For example, if a user decides to play a very high-performance game, the user will be transitioned to a very high-performance server that can handle the game. If the user is running a lower-performance game, then the user will be sent to lower-performance server (OnLive has many classes of servers), and, in the case of many games, we can have more than one user share a single server without any impact on gameplay (“real-time virtualization”).

Every six months or so, we install new servers with the latest GPU and CPU technology, able to run the latest most advanced games. But the older servers are still fine for running lower-performance games (or, say, the OnLive user interface), and users never know what server(s) or shared servers are hosting their games. Needless to say, this not only gives gamers access to the very latest gaming hardware, but it also dramatically reduces OnLive’s costs of operation since, at any given time, many users are playing games (or in the OnLive user interface) and require less than state-of-the-art performance. And, from a user’s point of view, the experience is always fast and high quality because each game plays on a server providing the level of performance required. But of course, behind the scenes, OnLive transitions the user seamlessly from server-to-server, leaving the user with the perception of simply having one incredibly high performance and flexible computer.

Finally, OnLive consumes far less energy by only providing each user with as much computing power as is needed for the particular task the user is doing. Not only is this good for the environment (particularly if the user is using an OnLive MicroConsole in the home, which only consumes about a few watts), but it also further reduces OnLive’s costs of operation. Good deal all around.

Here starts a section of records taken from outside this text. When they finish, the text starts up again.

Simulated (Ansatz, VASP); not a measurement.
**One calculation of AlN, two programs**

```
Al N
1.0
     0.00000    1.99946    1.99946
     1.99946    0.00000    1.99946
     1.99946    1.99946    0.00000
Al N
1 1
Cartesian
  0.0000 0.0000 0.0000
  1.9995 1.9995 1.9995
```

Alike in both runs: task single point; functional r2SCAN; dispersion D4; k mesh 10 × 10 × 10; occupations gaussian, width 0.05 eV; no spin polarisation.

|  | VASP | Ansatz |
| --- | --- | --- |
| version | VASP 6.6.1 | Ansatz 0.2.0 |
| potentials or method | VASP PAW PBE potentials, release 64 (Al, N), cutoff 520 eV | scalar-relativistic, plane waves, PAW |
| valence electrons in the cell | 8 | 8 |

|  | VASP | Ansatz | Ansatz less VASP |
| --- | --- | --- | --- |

So, OnLive not only provides you with far more computing power than any single computer or console when you do need it, OnLive provides you with far less computing power when you don’t. Gameplay is always state-of-the-art, but cost of operations and energy consumption is minimized.

I hope you found this OnLive tech overview interesting. As you can imagine, designing and building this technology was really fun. It’s rare to have a chance to design a mass-market system based on a completely different view of computing, yet one that provides an experience to the user where all of the complexity and tricky engineering is invisible.